After the best part of two weeks trying to firefight the Windrush scandal, Amber Rudd is a shell of a human being. Devoid of honour and credibility, her ambition narrowed down to mere survival. Putting one foot in front of the other and keeping on keeping on. One day after another, one blunder after another. She now knows so little she can barely remember her own name. Or what her job is. Her incompetence is now almost total.
For her latest outing in front of the Commons to explain why she had told the home affairs select committee there were no targets for deportations, when a Home Office official had minutes earlier admitted there were, the home secretary came armed with the support of, not just her Home Office team, but also cabinet members Michael Gove and Sajid Javid and several dozen backbenchers. The Tories are desperate for her to keep her job. Not because they believe in her competence but because they know that if she goes, the prime minister is vulnerable.
In any other circumstances, Rudd’s defence would be fairly straightforward. It was nothing to do with me, guv. It was the fault of my predecessor, who was a bit useless. As this is denied her, she is left not waving but drowning. She began by declaring her undying love for the Windrush generation. The home secretary has been doing a lot of hand-wringing loving in recent days. But then she’s got a lot of loving to fit in to make up for the many years when she didn’t give a toss.

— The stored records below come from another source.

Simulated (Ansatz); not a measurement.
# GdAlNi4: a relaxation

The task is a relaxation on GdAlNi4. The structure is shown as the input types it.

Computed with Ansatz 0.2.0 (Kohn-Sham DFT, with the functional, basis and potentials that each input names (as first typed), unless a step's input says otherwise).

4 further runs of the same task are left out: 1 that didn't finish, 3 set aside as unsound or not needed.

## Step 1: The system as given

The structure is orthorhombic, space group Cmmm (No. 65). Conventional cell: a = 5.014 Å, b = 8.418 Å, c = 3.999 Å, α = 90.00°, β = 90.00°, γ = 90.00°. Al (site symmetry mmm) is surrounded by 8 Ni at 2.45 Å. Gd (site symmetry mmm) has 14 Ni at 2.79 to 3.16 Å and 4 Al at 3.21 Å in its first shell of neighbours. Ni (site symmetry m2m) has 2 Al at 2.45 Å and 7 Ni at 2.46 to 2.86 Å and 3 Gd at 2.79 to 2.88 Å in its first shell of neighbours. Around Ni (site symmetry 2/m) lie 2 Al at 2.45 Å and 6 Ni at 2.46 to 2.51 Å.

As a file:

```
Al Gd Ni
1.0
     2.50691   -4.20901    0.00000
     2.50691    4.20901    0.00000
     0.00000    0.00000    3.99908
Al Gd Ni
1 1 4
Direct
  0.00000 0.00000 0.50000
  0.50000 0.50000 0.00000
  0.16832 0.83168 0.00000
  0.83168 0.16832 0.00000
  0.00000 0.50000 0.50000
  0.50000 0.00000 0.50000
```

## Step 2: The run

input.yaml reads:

After muddying the waters by reaffirming her commitment to getting rid of illegal immigrants – something that nobody had criticised her for – the home secretary got down to the main business. She had been right to say there were no targets for deportations. All that had happened was that a few local branches had gone rogue and started using their own “management performance tools”. AKA ringing a bell in the office whenever a plane took off back to the Caribbean with a deportee on board. Now that she was aware of this she was going to put a stop to it. Tough on targets, tough on the causes of targets.
The shadow home secretary, Diane Abbott, stood up, called for Rudd to resign and promptly sat straight back down again having completely forgotten to ask any important questions. Rudd appeared amazed and relieved by this oversight. She had been expecting to be asked how it was that branch offices were able to work out their own targets if there weren’t national targets from which to extrapolate. Not to mention the obvious point that the existence of targets make it far more likely that over-enthusiastic immigration officers won’t be too bothered to find out if the people they harass and chuck out are legal or illegal.
Thereafter, Tory after Tory crossed their fingers, prayed for forgiveness and lauded the home secretary for her great wisdom. This collective act of self-deception extended well beyond the usual suspects of the two Philips – Davies and Hollobone, who blamed the liberal metropolitan elite for making a lot of fuss about nothing – to Anna Soubry who felt that Rudd had just been led astray by Labour’s own obsessions with targets when in government.
Rudd fell on these interventions gratefully, constantly reaffirming her devotion to the Windrush generation, while conveniently ignoring both the fact that targets only became an issue when the hostile environment policy was introduced in 2013 and that a half-conscious home secretary would have known what was going on in her own department. It took Labour’s David Lammy to yet again point out that MPs had been raising these problems for years and had consistently been brushed off with a “whatever” by the Home Office.
“There are impact statements that have been ignored, there are letters from MPs and she said she wasn’t aware of a pattern,” Lammy observed. “We now understand people have been removed because of targets and she said she didn’t know. I say with all conscience is she really the right person to lead this office of state?”
Rudd knew she was in the middle of a seemingly never-ending car crash – hours later she would say she was abolishing internal targets that she had again said didn’t exist – but had no option but to press on. “I am the right person,” she insisted, yet again fighting her natural urge to resign. She may even be right. Though that said more about the lack of talent in the Tory party than her own competence.